### Activity 7: Communicating Ray Actors

This is a short exercise to demonstrate how actors can communicate through remote oids.
We are going to break the actors of the ImageNet classification [Example 24](../../examples/24_ex_ray_actors.ipynb) into 
two actors: one that transforms the image into an ResNet50 compatible tensor and one that takes
the tensor as input and returns the classification. 

You have been given two class files that have been written to be instantiated as Ray actors:
  * [rayresnet50_normalize](./rayresnet50_normalize.py)
  * [rayresnet50_classify](./rayresnet50_classify.py)

To complete the exercise you need to populate the following driver code.  Then answer the questions.

Data is from https://github.com/EliSchwartz/imagenet-sample-images.

Note: check your ouput to make sure that the predictions match the input file. This classifier should be over 90% correct. You need to be careful to match the return OIDs with files. **Include the cell output in submitted notebook**.

In [None]:
from rayresnet50_normalize import RRN50Normalize
from rayresnet50_classify import RRN50Classify
import ray
import time
import os

num_actors=4

# script to drive parallel program
ray.init(num_cpus=num_actors, ignore_reinit_error=True)

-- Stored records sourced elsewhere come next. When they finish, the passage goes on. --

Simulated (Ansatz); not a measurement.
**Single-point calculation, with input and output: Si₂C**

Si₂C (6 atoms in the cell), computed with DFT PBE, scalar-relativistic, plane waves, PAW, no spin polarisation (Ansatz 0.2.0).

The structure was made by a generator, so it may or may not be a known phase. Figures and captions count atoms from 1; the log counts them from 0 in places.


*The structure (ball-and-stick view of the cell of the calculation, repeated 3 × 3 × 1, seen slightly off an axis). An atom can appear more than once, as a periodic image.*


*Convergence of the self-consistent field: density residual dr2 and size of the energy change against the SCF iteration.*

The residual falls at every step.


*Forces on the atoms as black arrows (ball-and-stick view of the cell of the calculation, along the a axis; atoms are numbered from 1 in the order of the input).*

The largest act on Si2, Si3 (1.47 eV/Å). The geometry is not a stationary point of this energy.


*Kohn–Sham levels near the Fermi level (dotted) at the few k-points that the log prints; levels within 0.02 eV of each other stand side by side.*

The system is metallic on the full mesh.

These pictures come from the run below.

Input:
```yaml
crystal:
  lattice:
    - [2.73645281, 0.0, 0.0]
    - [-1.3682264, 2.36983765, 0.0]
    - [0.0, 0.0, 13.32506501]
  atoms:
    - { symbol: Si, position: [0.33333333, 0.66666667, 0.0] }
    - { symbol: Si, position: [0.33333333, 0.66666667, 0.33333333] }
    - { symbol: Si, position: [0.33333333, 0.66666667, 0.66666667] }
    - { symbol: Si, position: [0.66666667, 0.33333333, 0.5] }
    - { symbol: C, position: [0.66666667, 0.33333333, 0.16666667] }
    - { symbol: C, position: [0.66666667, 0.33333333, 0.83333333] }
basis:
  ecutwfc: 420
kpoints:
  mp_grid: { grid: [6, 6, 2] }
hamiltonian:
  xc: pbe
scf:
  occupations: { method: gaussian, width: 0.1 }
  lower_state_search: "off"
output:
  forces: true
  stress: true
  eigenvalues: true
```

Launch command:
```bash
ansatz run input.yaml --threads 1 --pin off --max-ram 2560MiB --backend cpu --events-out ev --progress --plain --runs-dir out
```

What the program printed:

### instantiate 4 normalization actors
normalize_actors = [RRN50Normalize.remote() for _ in range(num_actors)]

### instantiate 4 classification actors
classify_actors = [RRN50Classify.remote() for _ in range(num_actors)]

directory = 'data/'
files = os.listdir(directory)

start_time = time.time()  # Get the current time

oids = list()

for i in range(len(files)):
    if files[i].endswith(".JPEG"):
        file_path = os.path.join(directory, files[i])

        ### call remote to normalize image into tensor
        tensor_oid = normalize_actors[i % num_actors].normalize_image.remote(file_path)
        
        ### call remote to classify tensor
        classify_oid = classify_actors[i % num_actors].classify_image.remote(tensor_oid)
        
        ### store the oids needed to complete the computation
        oids.append(classify_oid)
        
preds = list()

for i in range(len(files)):
    try:
        ### collect results for each file in a variable preds
        preds.append(ray.get(oids[i]))
        print(f"Filename {files[i]}: predictions {preds[-1]}")
    except:
        pass

end_time = time.time()  # Get the current time again

execution_time = end_time - start_time
print("Execution time: ", execution_time, " seconds")

### Questions

* Question 1: Does the computation for a single input file (normalization and classification) run in serial or parallel?  If serially, how is the dependency enforced?  

    **Answer**: The computation for a single file, involving normalization and classification, is executed serially within a parallel framework. This serial execution is enforced by data dependency: the classification of an image cannot begin until its normalization is complete. We utilize Ray to parallelize these operations across multiple files, allowing different files to be normalized and classified simultaneously by different actors. Thus, while each file is processed serially, multiple files undergo this process in parallel.

* Question 2: Does the computation of different files run in serial or parallel?  If parallel, explain why they are independent.  

    **Answer**: The computation of different files runs in parallel, not in serial. By creating multiple `normalize_actors` and `classify_actors`, we distribute the tasks of normalizing and classifying images across different CPU cores. Each actor handles a subset of the files independently, allowing simultaneous processing. The independence of these tasks is inherent, as each image's normalization and classification do not depend on the results of other images, making them suitable for parallel execution.

* Question 3: Your computation needs to collect return identifiers for the classification objects. It is not necessary to collect the OIDs of the normalization function in the driver code. Why?  

    **Answer**: In Ray, the output of one actor method can directly be used as the input for another actor method, eliminating the need to collect intermediate Object IDs in the driver code. The normalization actors' outputs are directly passed to the classification actors. Thus, only the final classification results (OIDs from classify_actors) need to be collected by the driver for further processing.

* Question 4: At any given point in time, how many actors are running and what are they doing?  

    **Answer**: At any given time, up to eight actors (four normalization actors and four classification actors) can be running concurrently. The normalization actors are responsible for normalizing images into tensors, while the classification actors classify these tensors. The number of active actors depends on the number of files being processed and their distribution across the actors, given the round-robin scheduling (`i % num_actors`).

* Question 5: Is this implementation faster or slower than doing the normalization and classification in one actor?  Can you think of a situation in which it would be faster to do them together?  (By situation, I mean data properties or target hardware system on which this would be preferable.)  

    **Answer**: This implementation, which uses separate actors for normalization and classification, can be faster due to parallel processing, especially if normalization and classification are computationally intensive and independent tasks. However, if the tasks share significant data or if inter-actor communication overhead is high, combining them into one actor could be faster, particularly on systems with limited processing cores or slower inter-process communication capabilities.